Casualties deals with the effect the pressures of fighting in Afghanistan have on the relationship between two members of a Counter IED team and the woman one of them has left behind. It is of course a dramatic fiction but I felt it was important for it to be based in fact. I wanted to be sure that the characters I had developed were believable, their dialogue authentic, and their situation realistic. To do anything less I felt would be disrespectful and exploitative.

All those who serve out there are under no illusion about the futility of it all

In many ways it was predictable that one day I would write a play about Afghanistan. In my youth I had seen some service, although not enough that I felt I could call myself an ex-soldier, but a brief spell with 29 Commando has stayed an important part of my life. I often look back on those days with a great fondness and a certain amount of regret that it all came to an abrupt end through injury, but then Dr Johnson was quite right when he said, “Every man thinks meanly of himself for not having been a soldier.” So when in 2007 two men from my old battery were killed in Afghanistan I felt a personal connection with the conflict, and I have watched with interest, and a sense of inevitability, the escalation of hostilities, the political cooling off and the cynical attempt to brush the whole matter under the carpet.

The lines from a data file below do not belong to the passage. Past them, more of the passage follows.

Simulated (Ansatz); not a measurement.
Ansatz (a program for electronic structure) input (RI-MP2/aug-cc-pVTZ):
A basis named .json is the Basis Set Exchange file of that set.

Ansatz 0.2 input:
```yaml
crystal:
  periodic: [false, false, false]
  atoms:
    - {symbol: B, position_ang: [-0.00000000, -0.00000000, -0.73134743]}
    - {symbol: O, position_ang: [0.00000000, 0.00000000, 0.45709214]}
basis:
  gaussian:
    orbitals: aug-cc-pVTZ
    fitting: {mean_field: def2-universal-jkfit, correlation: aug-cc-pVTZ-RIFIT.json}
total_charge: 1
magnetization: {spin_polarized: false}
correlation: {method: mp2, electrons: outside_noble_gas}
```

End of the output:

You must have noticed how these days we no longer see the funeral corteges passing through Royal Wootton Bassett, the Ministry of Defence having moved military repatriations to the less public RAF Brize Norton, and how the deaths of soldiers rarely make the headlines, reports ending up squashed into a few column inches on page seven. Nowadays a soldier has to be horrifically murdered in Woolwich for the media to take any real notice. 

The number of men and women who have suffered violent amputations from IED strikes are also hidden away in the casualty figures, and seeing their stoical interviews on television hardly informs us of the extent of their suffering, and when they tread on that pressure plate they are not the only victims; their families friends and comrades are also affected.

Soon the British army will be withdrawing from that war-ravaged country and the conflict will be consigned to endless documentaries on the History Channel. Most of us will be able to forget about it, but there are those who will carry the mental and physical scars of a pointless little war for the rest of their lives.

“We all know it’s pointless,” my friend across the table informs me. He explains that all those who serve out there are under no illusion about the futility of it all. They know that they will never win the fight and are certain that, when the troops finally pull out, the country will end up in the same state it was in before they got there. 

When I eventually managed to pluck up the courage to ask him what he thought about the script I was pleased to hear him say he had enjoyed it very much. There were a couple of minor technical points but overall he found the characters familiar, the dialogue authentic, and the situations believable. In fact he went on to talk about events that he had witnessed or heard about that were similar to those of which I had written, which meant by the end of the evening I was not feeling as pleased with myself as I should have been. You see, all of a sudden, everything had become a bit too real. The events I had written in fiction had actually happened, in one way or another, and that made me feel quite sad. 

To me Casualties is just a play, a piece of entertainment that I have written. It does have a message and a purpose, and there is a certain amount of truth in it, but it had come out of my head, or so I thought? Harry Burton, who is directing Casualties at the Park Theatre, has said from the start that it was a story that we have all been chosen to tell. Well, maybe he is right. Maybe the story has been out there all the time and I was just chosen to put it down on paper. In the Finsbury Park pub, it certainly started to feel like that.